Mansimran Singh Kahlon hopes to become first Sikh American elected to a state legislature

The Democrat is running for Virginia House of Delegates from the 13th District.

Mansimran Singh Kahlon (second from right), Democratic candidate for the Virginia House of Delegates from the 13th District, with his family at the 2017 Punjabi Mela held on Mother’s Day at the Bull Run Regional Park in Virginia.

Indian-born Virginia Democrat Mansimran Singh Kahlon is running for the Virginia House of Delegates from the 13th District, which encompasses largely Gainesville and Manassas Park in Prince William County.

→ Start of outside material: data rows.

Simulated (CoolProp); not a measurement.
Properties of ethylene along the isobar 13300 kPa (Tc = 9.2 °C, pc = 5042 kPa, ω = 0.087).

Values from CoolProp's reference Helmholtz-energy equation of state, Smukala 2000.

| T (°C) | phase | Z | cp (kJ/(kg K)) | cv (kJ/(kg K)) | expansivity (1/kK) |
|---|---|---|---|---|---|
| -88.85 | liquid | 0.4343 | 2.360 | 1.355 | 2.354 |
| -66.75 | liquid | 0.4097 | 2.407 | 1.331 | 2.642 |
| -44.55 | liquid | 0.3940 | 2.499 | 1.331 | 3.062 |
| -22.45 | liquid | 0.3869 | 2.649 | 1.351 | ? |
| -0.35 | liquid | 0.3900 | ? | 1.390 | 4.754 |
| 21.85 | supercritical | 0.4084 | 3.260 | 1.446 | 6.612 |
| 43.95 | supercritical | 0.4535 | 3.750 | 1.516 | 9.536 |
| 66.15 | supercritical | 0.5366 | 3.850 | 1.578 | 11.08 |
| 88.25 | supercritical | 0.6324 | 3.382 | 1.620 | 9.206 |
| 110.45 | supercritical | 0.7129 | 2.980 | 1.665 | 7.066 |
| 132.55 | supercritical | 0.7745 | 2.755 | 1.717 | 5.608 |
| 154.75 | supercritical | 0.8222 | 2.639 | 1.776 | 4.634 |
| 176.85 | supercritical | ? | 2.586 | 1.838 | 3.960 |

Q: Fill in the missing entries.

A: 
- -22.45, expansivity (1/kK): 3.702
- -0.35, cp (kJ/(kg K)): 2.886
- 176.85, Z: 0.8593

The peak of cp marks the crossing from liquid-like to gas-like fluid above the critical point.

“Currently, there is no Sikh in any state elected office or state legislature in the entire country,” he said. Primary elections for the Virginia House of Delegates are scheduled for June 13 and statewide elections will be held on November 7.

Kahlon is a resident of Gainesville, and has always lived in Northern Virginia since he came to the US from India as a child, three years old, in 1996. He attended Rutgers University after Centreville High School, and is now a local business owner who runs a trucking company.

If elected, he will be one of very few state representatives born in India. Delegate Aruna Miller, who represents the 15th District in Montgomery County, Maryland, and will be running for Congress from the 6th District in 2018, was born in Hyderabad.

Kahlon is hoping to unseat Bob Marshall, a 24-year Republican incumbent in a District, which is over 60 percent white and about 11 percent Asian. He is undeterred.

“I’m really passionate about serving our community and the general community,” he told us, adding they are not being served by the current General Assembly. The top 10 priorities of residents are not compatible with the top 100 legislation drawn every year by the 66 majority of Republicans in the 100-seat Virginia House of Delegates, he lamented.

People are not being served, Kahlon reiterated. “With President Trump in office, more so,” he said, mentioning the “healthcare fiasco and the debacle going on right now” whereby over 20 million people are at risk of losing their coverage and those with pre-existing conditions will be left in the lurch.

Kahlon also spoke about the upswing in racial attacks on Indian-Americans and other minorities and the divisive rhetoric, directed in large part against Muslims.

“If people are going after others right now, what makes us think that we are not being targeted,” he said. “Sikhs have been targeted post 9/11. It’s time we stand up for not only ourselves, but others. Sikhs, Hindus, Muslims, all have to realize that we are all stronger together, not divided. There are many forces out there trying to divide us. Together, we can accomplish legislation that is aimed at making our lives easier, and that of our neighbors.”

“I never put the interests of my community above or below others – we are all the same,” he emphasized. “We all have the same vision where our kids can walk the cul-de-sac without the fear of the pigment of their skin.”